In this security first world we live in we all know how important it is to patch, however we often just update our Servers, Desktops, Laptops and occasionally our software. In the always online and connected state we are in downtime must be kept to a minimum, so we often forget about patching our networking infrastructure. A major part of this is our switches and having recently found out about the countless vulnerabilities even a 12 month old firmware version can have, it was time to start upgrading and patching equipment.
I started with the companies Broadcom Fibre switches, which to cut a very long story short resulted in me purchasing two new 300 series switches, which let me onto configuring and setting these up, for reference and a bit of knowledge share i decided to detail the steps and issues that cropped up.
Inside the box you should see a Serial Cable with an RJ-45 connector, a power cable (US) along with some other useless bits and bobs, the switch physically has the following detailed in fig 2, the setup for the switch is relativity simple to do, you will need a computer with a COM port, the Serial Cable that came with the switch, and Putty which you can download here, the racking of the switch is pretty straight forward, with the rails just clipping into the place and the switch screwing into the rails.

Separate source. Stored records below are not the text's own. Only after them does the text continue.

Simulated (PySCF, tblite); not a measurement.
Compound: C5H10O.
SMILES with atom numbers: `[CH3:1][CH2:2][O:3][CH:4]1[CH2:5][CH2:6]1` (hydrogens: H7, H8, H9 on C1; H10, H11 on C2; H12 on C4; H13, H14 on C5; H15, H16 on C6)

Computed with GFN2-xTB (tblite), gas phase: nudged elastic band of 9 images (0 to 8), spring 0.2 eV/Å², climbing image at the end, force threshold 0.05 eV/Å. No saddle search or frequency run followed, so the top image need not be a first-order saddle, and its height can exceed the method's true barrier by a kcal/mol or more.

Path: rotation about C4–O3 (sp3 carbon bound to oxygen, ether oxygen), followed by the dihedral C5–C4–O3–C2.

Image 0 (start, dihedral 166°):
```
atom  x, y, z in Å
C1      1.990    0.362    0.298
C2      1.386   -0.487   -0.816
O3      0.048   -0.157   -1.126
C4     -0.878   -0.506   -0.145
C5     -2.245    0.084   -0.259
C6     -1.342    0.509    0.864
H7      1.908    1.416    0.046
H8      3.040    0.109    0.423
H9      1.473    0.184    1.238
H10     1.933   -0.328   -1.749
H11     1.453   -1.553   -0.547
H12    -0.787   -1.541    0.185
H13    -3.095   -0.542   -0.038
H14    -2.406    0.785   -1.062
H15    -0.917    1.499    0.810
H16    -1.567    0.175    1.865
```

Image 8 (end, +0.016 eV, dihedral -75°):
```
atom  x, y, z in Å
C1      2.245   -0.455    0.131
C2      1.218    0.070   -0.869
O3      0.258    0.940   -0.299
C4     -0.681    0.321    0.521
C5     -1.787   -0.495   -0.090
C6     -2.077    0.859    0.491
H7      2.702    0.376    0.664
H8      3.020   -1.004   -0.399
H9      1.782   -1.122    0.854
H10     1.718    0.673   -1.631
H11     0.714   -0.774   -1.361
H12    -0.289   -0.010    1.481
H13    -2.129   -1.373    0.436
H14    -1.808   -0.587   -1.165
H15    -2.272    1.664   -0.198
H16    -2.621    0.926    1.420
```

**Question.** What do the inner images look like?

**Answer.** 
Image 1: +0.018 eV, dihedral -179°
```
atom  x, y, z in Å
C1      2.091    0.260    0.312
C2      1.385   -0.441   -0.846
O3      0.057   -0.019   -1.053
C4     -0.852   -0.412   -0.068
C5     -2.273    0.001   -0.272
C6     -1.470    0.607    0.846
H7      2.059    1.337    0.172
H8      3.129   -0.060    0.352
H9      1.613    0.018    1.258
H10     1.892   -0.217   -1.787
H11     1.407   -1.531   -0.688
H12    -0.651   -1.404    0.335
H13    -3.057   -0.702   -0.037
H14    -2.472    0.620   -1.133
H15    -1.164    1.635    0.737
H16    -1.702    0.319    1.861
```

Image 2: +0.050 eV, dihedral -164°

Now we have all the basics out the way its time to move onto the actual configuration of the switch, the next step is the give the switch some juice, plug the power in and you should get a light aircraft taking flight noise, the switch has no on/off switch as such so the power on and off procedure is a simple tug of the power cable. Once the switch quietens and completes its POST procedure just verify you have lights on the front of the switch and everything seems to be normal.
The next steps is to connect up the serial cable, plugging the network end into the system console port (marked with IOIO) on the switch, and the RJ45 serial port converter into your computers COM port, once connected if you open device manager you should be able to see your COM port number under ports, if you not able to see this in device manager, check your hidden items under the view menu, or make sure your ports are enabled in your BIOS.
Armed with all the information you need its time to fire up Putty, you want to connect using “Serial” making sure you have the correct COM port used, you will also need to choose the serial option in the category list down the left, this will let you setup additional options of the bits per second (9600), data bits (8), parity (None), stop bits (1) and flow control (None).
With these options selected you should now be able to open a connection to your switch, you should be presented with a username prompt if all is good and well, the default login is admin and password, this will let you connect and then prompt you to change the password for both the admin and user accounts, once you have done this you will be required to log back in again. Once you are back up and running its time to change the IP address of your switch so we can get web GUI access, to do this run the command “ipaddrset” and answer the prompts, another good admin thing to do is to set the correct time, use the command tsTimeZone to do this again answering the relevant questions.
Now you have your IP address and time set you should be able to access the web GUI interface, be warned though this uses java and you need to
make sure you have the correct version installed and running, if you input your IP into a web browser it should close and pop up a username and password prompt, input this and you will be presented with web tools were you can edit your switch and create zones for connection. From here its really just a case of what it is you want to do with your switch, i have personally setup two for redundancy and used a connection to each, these switches run a 8GB and the latest firmware available at this time is v7.4.2c.